CLARITY MATTERS
Posted on October 8th, 2020

By Rohana R. Wasala

While surfing the net this morning (October 6) I saw a flash of a You Tube video purportedly uploaded by Niroshan Premaratne, former UPFA Matara District MP (2015-20) from Wimal Weerawansa led Jatika Nidahas Peramuna. He failed to enter parliament in the general  election held on August 5 this year. It must have been a great disappointment to him personally; but it certainly was more so to the JNP and its loyal followers, and the general public who  loved to hear him talk in parliament while championing the nationalist cause and launching  devastating verbal onslaughts on the yahapalanaya. Before becoming an MP in 2015, Premaratne was a  popular TV host of star quality at ITN. In that capacity, he had demonstrated his skills as a well informed and articulate journalist. When he became a politician, the nationalist camp greatly benefited from his oratory. Premaratne lost the election this time, but not through his fault; perhaps he was too good for his own survival among his rivals. At only 40, he need not worry about that. Though he belongs to a different party, he also took to parliamentary politics under MR’s tutelage. There is time for him. 

The glimpse of the video that I caught sight of today bears testimony to his brilliance as a political commentator and communicator. In the video someone offers one half of a cracked coconut with its fresh white kernel to a hungry grey monkey gazing down from a tree at the invitingly gleaming food. The person places the coconut half on the fork of a lower branch, where it sits rather precariously. In trying to grab it, the clumsy monkey drops it. Poor monkey! Because of his stupidity or clumsiness, he lets a golden chance of having a sumptuous meal slip through his fingers. The little video shows that Premaratne’s ability to communicate a message with clarity remains intact. 
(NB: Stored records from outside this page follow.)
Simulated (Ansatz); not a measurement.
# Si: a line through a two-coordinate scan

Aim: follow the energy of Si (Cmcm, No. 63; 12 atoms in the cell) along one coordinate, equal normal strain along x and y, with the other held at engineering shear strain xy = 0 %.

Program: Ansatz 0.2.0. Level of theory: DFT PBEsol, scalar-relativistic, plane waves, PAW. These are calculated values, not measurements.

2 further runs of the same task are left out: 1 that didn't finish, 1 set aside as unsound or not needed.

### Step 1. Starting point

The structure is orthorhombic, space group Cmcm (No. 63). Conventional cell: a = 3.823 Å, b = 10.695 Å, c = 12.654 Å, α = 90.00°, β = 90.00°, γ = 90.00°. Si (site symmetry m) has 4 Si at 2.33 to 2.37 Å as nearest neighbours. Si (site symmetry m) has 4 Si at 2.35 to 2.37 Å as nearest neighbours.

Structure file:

 I don’t know whether Premaratne actually intends to convey what I am arbitrarily attributing to the video here. But, I wonder, doesn’t  he want to suggest, not seriously though, I mean with a touch of relaxed humour, that the government is running the risk of losing the opportunity offered by the overwhelming popular mandate that the SLPP won at the August election to repeal 19A and bring in 20A in preparation for introducing a completely new nation-friendly constitution that will ensure a safe future for all communities, while also confirming the survival of the Sinhalese and the Buddha Sasana, through the Rajapaksas’ apparent preoccupation with the appeasement and accommodation of the likes of Rauff Hakeem and Rishad Bathiuddeen? I for one do not believe that  they want to go out of their way to please these nincompoops, and kick themselves down the ladder  by disowning devoted nationalists like Wimal Weerawansa and the monks who were basically instrumental in recalling the Rajapaksa rule that ended terrorism in 2009 and ushered in an era of communal harmony and general national resurgence. Besides, where is the need for the Rajapaksas to run after duplicitous opportunists at least faintly suspected of having had dealings with Islamic suicide bombers, when the SLPP has in its ranks genuinely unbiased Muslim politicians like JNP’s national list MP Mohamed Musammil, who, while serving as his party’s media spokesman, proved to be a great communicator? Will the sensible Sinhalese, Tamils and Muslims who compose over 90% of the parliament allow a handful of Muslim turncoats to decide the country’s future? However, there is an important point that the government leaders should pay heed to. That is, the clarity of information it provides about itself and its actions is an essential item in its defence armoury.  

 ‘In a world deluged by irrelevant information, clarity is power’, says Juval Noah Harari (44), Israeli historian, author and public intellectual (introducing his book ‘21 Lessons for the 21st Century’, 2018). We may usefully adapt this observation of a scientific thinker to suit our country which is faced with an unprecedented threat to its very survival from doubly serious ethnicity- and religion-based extremism compounded by relentless geopolitical victimization, thus: In a country suffocated by anti-national misinformation, clarity is not only power, but the source of the very vital force that rejuvenates it. To be purblind to reality in this context as much as to deliberately obfuscate it, hoping that it might become something more acceptable, and more livable with, is dangerous, to say the least. Political correctness has its limits.

The president has assured that there is no political deal behind the release by the police of Rishad Badiuddeen’s brother. Unlike the previous regime, the present government will not interfere in such matters, leaving the law enforcement authorities to do their job properly without let or hindrance. Actually, I feel, it is unfortunate that situations arise that cause the president to issue such statements which give at least a modicum of recognition and dignity to those who don’t deserve it at all. 

Providing clear information without ambiguity to the public and the outside world about the good things that the government is doing is as important as the good work itself. Relentless witch-hunting from 2015 to 2019 failed to substantiate the many false allegations that the  yahapalana champions had raised against the previous MR government. This means that the war winning government’s failure to answer false corruption and other allegations against it in a proper convincing way without the truth being left to be accepted as self-evident, believing in the consoling thought that ‘satyameva jayate’ ‘Truth alone triumphs’, led to disastrous domestic and diplomatic consequences. Why risk the repetition of a catastrophic omission like that once again?